“I’ve been here for a day…. It seems interestingly eclectic here in a way that’s surprising in terms of the cliché of a big city in Texas.” Tom Hulce, Academy Award-nominated actor (for Amadeus 1984), Tony Award-nominated actor (for A Few Good Men 1990), Emmy Award-winning actor (for The Heidi Chronicles 1996), and now Tony Award-winning producer (for Spring Awakening 2007), relaxes at Houston’s Hotel Icon as he animatedly talks about his career, his coming out, and the touring production of Spring Awakening that opens in Houston January 6, 2009.
Blase DiStefano: Can we get started with Proposition 8? I think it’s interesting because as I’m interviewing you, some Houstonians are protesting at City Hall, which is not far from here.
Tom Hulce: I live in New York and I grew up in the Midwest and I have lived in California. So election night was a thrilling event in terms of possibility of the open end of the bracket, if you will, and potential for a different set of givens was quite bittersweet in terms of composition…. Perhaps we are just on a trajectory and we will prevail as soon as enough people are younger, because it seems to be not an issue in any way for people under 30.
Young people don’t seem to think anything of it, and a lot of them are experimenting. Did you ever experiment?
I grew up in Ann Arbor, Michigan, which was a very progressive community, and there was a period where it was cool to be experimenting, because it was something your parents definitely wouldn’t want you to be doing. [Both laugh] And that was a lovely coincidence for those of us who identified in the culture of the revolutionary position.

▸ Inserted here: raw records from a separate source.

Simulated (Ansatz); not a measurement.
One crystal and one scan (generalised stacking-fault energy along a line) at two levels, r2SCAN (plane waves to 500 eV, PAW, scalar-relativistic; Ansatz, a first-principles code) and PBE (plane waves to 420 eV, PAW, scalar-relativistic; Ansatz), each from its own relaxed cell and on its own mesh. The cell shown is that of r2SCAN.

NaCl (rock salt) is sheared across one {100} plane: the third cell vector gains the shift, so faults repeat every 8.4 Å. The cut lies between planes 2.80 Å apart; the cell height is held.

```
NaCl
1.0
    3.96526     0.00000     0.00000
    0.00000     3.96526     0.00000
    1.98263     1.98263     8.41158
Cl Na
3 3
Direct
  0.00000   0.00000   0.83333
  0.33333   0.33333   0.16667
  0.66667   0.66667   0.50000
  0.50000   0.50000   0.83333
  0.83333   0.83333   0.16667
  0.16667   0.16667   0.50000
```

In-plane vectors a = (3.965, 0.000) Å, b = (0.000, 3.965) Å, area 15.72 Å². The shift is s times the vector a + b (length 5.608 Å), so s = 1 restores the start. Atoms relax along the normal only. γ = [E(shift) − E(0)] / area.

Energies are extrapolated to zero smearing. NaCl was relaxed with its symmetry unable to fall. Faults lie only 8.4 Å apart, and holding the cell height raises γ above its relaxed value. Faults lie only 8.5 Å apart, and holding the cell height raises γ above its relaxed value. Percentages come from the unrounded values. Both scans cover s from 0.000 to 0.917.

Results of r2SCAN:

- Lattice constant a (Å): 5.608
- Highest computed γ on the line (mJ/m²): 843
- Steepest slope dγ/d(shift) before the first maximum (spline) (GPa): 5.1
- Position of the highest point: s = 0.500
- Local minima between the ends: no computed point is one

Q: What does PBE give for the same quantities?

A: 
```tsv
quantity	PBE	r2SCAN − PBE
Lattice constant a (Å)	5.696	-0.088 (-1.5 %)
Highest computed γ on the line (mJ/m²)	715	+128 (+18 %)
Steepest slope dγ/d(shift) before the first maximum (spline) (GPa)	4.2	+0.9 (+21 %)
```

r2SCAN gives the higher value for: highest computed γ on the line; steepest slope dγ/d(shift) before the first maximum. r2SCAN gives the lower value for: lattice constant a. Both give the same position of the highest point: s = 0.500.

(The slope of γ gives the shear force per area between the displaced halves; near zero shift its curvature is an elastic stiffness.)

How did you feel or did you have support… I’m not trying to make assumptions here, but I read on the web that you’re out.
It’s interesting when people want to talk or not talk about that. I have no issues about that, so I’m fine to talk about it.
I guess because in a much bigger sense than any one piece of who I was, I was very dedicated to not doing things the way you’re supposed to. I was very dedicated to not following the rules, to creating my own set of rules and found that when I tried to play by the conventional rules, I was not good at it, and when I made up my own rules, I was very happy with how things went. That manifested in all kinds of ways, including in my acting career. I never made the choices that everyone thought I should make. For me, in a way, being in the film Animal House, that was my aberration [both laugh], the thing that was the most mainstream. It was like what the hell was I doing over here when six months earlier I was playing the stable boy in Peter Shaffer’s play Equus? You couldn’t find a more complex, psychotic, spiritually confused, sexually confused story, and then I go over here and become a kind of white-bread innocent icon.
Animal House was how people got to know you.
Exactly. I did a couple of other films right in that time period, but I felt it was wrong to keep pretending to be younger than I was and to keep losing my virginity, and it wasn’t interesting to me. [I was interested in] character work, because in some way the more comfortable thing for me was to do something off-center in some way.
So I took myself out of the film arena and stayed in the theater, which was completely satisfying to me. It was where I felt like I lived. I just thought that I would wait until a piece of work came along that wouldn’t seem a contradictory piece of work. And literally the next thing that came along, four or five years later, to my good fortune, was Amadeus.
We knew you, but now it was like “Oh my goodness!” From Animal House to…
Right, like, “What’s wrong with this picture!?” [Both laugh]
How did that affect you?
It was gigantic in terms of the kind of response that we got. To this day, it gives me a kind of validity and access in a way that that legacy continues. Thank God for DVDs and Netflix and everything, because it just means that everything has a very long shelf life. We were nominated for Oscars, and [F. Murray Abraham] got the Oscar ’cause we were in the same category. The Italians—interestingly, given the part he played was Italian—the Italians gave the award to me. It was so ironic and funny and fun.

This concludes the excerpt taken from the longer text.